I also want to find the location of these patterns like for example the patterns locations are 1,4 and 5,8.
Can anyone help me with this ?
Lets say your sequence file is just a vector of sequences:
seq.file <- c('ATGCAAAGGT','ATGCTAAGGT','NOTINTHISONE')
You can search for both motifs, and then return a true / false vector that identifies if both are present using the following one-liner:
grepl('ATGC', seq.file) & grepl('AAGG', seq.file)
[1] TRUE TRUE FALSE
Lets say the vector of sequences is a column within data frame d, which also contains a column of ID values:
id <- c('s1','s2','s3')
d <- data.frame(id,seq.file)
colnames(d) <- c('id','sequence')
You can append a column to this data frame, d, that identifies whether a given sequence matches with this one-liner:
d$match <- grepl('ATGC',d$sequence) & grepl('AAGG', d$sequence)
> print(d)
id sequence match
1 s1 ATGCAAAGGT TRUE
2 s2 ATGCTAAGGT TRUE
3 s3 NOTINTHISONE FALSE
The following for-loop can return a list of the positions of each of the patterns within the sequence:
require(stringr)
for(i in 1: length(d$sequence)){
out <- str_locate_all(d$sequence[i], pattern)
first <- c(out[[1]])
first.o <- paste(first[1],first[2],sep=',')
second <- c(out[[2]])
second.o <- paste(second[1],second[2], sep=',')

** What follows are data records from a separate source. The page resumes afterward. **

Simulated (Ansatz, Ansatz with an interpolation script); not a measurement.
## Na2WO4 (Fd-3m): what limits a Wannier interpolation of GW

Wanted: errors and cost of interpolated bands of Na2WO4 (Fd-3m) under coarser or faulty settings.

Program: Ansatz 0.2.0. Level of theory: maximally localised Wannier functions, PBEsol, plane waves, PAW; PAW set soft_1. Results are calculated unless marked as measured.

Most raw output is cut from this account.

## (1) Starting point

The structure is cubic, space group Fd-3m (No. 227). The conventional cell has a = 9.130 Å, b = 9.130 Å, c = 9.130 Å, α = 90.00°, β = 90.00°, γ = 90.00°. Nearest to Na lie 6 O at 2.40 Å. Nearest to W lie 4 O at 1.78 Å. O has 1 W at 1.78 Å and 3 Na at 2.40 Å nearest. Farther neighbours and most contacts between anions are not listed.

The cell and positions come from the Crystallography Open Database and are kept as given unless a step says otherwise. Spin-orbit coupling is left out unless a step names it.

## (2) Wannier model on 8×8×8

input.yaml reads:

print(c(first.o, second.o))
}
[1] "1,4" "6,9"
[1] "1,4" "6,9"
[1] "NA,NA" "NA,NA"
You can try using the stringr library to do something like this:
seq = "ATGCAAAGGT"
library(stringr)
str_extract_all(seq, 'ATGC|AAGG')
[[1]]
[1] "ATGC" "AAGG"
Without knowing more specifically what output you are looking for, this is the best I can provide right now.
How about this using stringr to find start and end positions:
library(stringr)
seq <- "ATGCAAAGGT"
pattern <- c("ATGC","AAGG")
str_locate_all(seq, pattern)
#[[1]]
# start end
#[1,] 1 4
#
#[[2]]
# start end
#[1,] 6 9